View Single Post
  #4   Report Post  
Posted to rec.crafts.metalworking
Ecnerwal[_3_] Ecnerwal[_3_] is offline
external usenet poster
 
Posts: 533
Default plastic shear screws

In article ,
Karl Townsend wrote:

Last year, I was air blast spraying the orchard, got out of position
when turning and caught the spayer head on a three inch tree branch.
Broke the head right off the machine. Imovable object meets
iresistable force.

OK, I've been rebuilding this for the last several days. I made the
mating surface from the air fan to the head two flat plates with eight
1/4" bolts holes around the outside of the duct. I want this to be the
weak spot this time. Steel, even grade 1, is too much, I guess.
Page 3042 of Mcmaster Carr has these plastic bolts
http://www.mcmaster.com/#catalog/119/3042/=m142xv

Could anybody give me an estmate of the relative strength of nylon,
polycarbonate, and PTFE, to grade 1 steel in 1/4" bolts? other
considerations on best shear bolts? Other material choices?

Karl


I used a lot of nylon hardware back in my high-voltage days.

I'd notch steel bolts, with the notch in position to line up with the
mating surface. Plastics have a lot of yield before they go, and fatigue
badly. Chuck them up in the lathe, try out a few different depths and
root profiles, pick the one you like. Cheap and adjustable, and IMHO
less likely to fail when you don't want them to.
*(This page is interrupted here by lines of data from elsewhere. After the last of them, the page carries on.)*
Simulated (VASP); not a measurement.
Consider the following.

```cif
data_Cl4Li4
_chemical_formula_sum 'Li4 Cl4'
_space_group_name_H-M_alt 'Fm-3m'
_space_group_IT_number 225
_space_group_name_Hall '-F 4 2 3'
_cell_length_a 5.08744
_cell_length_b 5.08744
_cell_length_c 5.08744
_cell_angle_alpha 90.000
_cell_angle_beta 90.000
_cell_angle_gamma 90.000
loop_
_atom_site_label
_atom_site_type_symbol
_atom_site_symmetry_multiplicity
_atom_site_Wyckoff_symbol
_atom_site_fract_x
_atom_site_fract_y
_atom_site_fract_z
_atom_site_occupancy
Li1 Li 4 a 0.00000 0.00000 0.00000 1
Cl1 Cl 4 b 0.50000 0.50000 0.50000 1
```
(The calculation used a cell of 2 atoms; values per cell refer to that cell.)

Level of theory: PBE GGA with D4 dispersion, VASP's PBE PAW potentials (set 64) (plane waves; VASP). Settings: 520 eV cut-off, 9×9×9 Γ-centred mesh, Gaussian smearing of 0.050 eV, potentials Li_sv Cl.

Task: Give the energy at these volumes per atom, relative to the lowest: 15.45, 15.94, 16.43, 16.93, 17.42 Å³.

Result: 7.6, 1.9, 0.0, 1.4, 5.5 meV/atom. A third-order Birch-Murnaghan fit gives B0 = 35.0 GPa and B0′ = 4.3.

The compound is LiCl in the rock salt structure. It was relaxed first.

A less well equipped guy might hacksaw, file or use a cutoff disk in a
grinder to cut partway through them, but you are pretty well equipped
and can therefore get a nice repeatable result from a lathe. You can
even calculate a theoretical shear strength based on the cross-sectional
area and see how it matches up in practice.

I might also safety wire them on to avoid (most) potential of puncturing
expensive tractor tires with the broken ones falling out.

--
Cats, coffee, chocolate...vices to live by
Please don't feed the trolls. Killfile and ignore them so they will go away.